True, there is still the toss of the coin and the decisions to be made about tactics, but there really is a completely different dynamic.
The eyes of the world are on you for starters and you realise that as soon as you step into a media conference before a ball is bowled. There are more journalists, asking more questions, than at any other time. Turn on the television, listen to the radio, surf the internet or pick up a newspaper and you cannot avoid it. Everyone seems to be talking about cricket and most of them are telling you what to do.
On top of that, venues are full and, in the case of New Zealand at this tournament, expectation levels are rising all the time too, in the face of encouraging form in the lead-up to the action getting underway.
And remember, this is the tournament that comes around just once every four years. And although I was fortunate enough to captain the Black Caps in three ICC Cricket World Cups, in 1999, 2003 and 2007, for Brendon McCullum as a captain, it may be his one shot at glory while at the helm.

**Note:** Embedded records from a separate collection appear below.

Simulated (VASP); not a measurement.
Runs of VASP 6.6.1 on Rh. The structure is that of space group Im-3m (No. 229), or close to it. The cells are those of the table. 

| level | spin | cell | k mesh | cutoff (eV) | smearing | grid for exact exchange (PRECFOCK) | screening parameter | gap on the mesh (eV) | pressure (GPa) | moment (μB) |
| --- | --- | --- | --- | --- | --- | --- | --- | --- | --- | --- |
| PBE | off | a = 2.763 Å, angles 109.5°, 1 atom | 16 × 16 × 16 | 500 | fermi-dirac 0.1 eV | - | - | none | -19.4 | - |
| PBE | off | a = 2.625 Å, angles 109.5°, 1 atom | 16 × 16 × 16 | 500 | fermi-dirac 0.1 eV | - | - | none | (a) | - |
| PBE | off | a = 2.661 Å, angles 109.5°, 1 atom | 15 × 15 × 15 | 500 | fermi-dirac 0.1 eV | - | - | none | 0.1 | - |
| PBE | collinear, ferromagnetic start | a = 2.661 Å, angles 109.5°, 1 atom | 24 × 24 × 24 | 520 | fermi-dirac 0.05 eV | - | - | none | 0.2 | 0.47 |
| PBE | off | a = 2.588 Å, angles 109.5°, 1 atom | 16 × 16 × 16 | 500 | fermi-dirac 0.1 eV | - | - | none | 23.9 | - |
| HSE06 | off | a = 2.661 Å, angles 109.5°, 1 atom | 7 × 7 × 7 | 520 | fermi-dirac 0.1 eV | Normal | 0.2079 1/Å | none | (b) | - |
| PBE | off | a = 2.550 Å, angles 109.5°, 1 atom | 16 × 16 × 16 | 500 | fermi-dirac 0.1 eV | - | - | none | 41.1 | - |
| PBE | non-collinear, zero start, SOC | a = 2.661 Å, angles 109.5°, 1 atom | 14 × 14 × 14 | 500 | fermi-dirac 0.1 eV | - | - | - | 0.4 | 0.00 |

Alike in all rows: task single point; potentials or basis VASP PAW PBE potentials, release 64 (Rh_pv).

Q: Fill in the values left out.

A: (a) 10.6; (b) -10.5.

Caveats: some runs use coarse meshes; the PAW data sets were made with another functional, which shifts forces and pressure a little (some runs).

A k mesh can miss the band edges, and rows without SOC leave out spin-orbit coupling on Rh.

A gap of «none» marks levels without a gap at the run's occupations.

New Zealand's initial advantage is that, like Australia, they know the conditions. And given their opening match is against Sri Lanka, a side they are facing in the lead-up to the tournament, that is another plus.
But after that every match brings with it a new opponent and perhaps an unfamiliar team and unfamiliar players. Suddenly you and your backroom staff have got to change tack and do it quickly. The video analysts will be working long hours both before and during the tournament to ensure each captain gets all the information he needs on every opponent and that, in turn, will mean plenty of homework away from the public eye for McCullum and the other leaders.
However, there is one piece of good news for captains around the world and especially positive ones, like McCullum and it is that the current playing conditions work in their favour and actually bring captaincy back into a position where the man in charge really can shape the action.
I felt the old regulations, with five fielders allowed outside the 30-yard circle at all times outside the powerplays, created very formulaic cricket with both sides, at times, on autopilot waiting for the final overs. Now, with the change since 2012 with one of those fielders having to shift into the circle, it not only gives batsmen more scope to attack but also offers the captains the chance to get creative in an attacking sense. McCullum is someone who will relish the chance to be positive and he knows that wickets rather than containment remain the best way to make progress.
The attention will be very much on McCullum, along with the other captains, as I believe cricket is the only major sport left where on-field leadership remains fundamental to the outcome of a match. There is no earpiece to the coach and the buck stops with the man in charge. I enjoyed that challenge and the responsibility, and I know that good captains grasp the nettle. Just look at the way MS Dhoni pushed himself up the batting order in the 2011 final as a prime example of that idea.
My relationship with Dhoni at Chennai Super Kings gave me the chance to talk with him about that decision and he said it was an instinct, that was his time to lead from the front. Positivity and decisiveness like that can galvanise a team, whereas hesitancy can flow through each player and create paralysis. And in World Cups, where the matches come thick and fast and momentum and winning confidence can be crucial, that is a key point to remember.
Good communication is also crucial. A captain needs to ensure his players know what the team plans are at any given time and he needs to manage players those who are also not in the playing XI. That is essential because in a tournament spread over almost two months, cricket becomes very much a squad game. Making those who are not playing feel, they are still vital cogs in the wheel is all part of the role of the captain as a man-manager.
But for all the attention to the needs of his players and the tournament as a whole, the captain needs to ensure his own form is spot-on. After all, he is usually one of the leading players in a team; anything less that good productivity and the team suffers from not only his lack of productivity but also the fact he is worrying about his own game as well as the team's requirements.
As the team's public face, McCullum's role will also extend to managing expectations not just his own but also those of his players and country. McCullum, along with coach Mike Hesson, is publicly low-key and that is the Kiwi way. It is a good way too, as getting too up or too down about things can affect a team's equilibrium. But still there has to be thought about how to cope with the very biggest occasions, with matches like the fourth pool game against Australia at a jam-packed Eden Park on February 28, very much on the radar.
There are no former New Zealand players who can offer an insight into coping with the ultimate pressure of winning an ICC Cricket World Cup, let alone doing so on home soil, but for guidance on dealing with expectations, both within the dressing room and from the expectant home public, the best place to start is undoubtedly the New Zealand rugby union team. Far from buckling though, the All Blacks rose to the challenge and lifted the title and I expect McCullum and Hesson to lean on their rugby union counterparts for insights in how to handle the pressure.
There will be pressure, that is for sure, but if McCullum can manage it, manage his players and maintain his own form a big ask, admittedly there is no reason why New Zealand cannot break their semifinal hoodoo once and for all, make it to the final and ultimately lift the greatest prize in the game.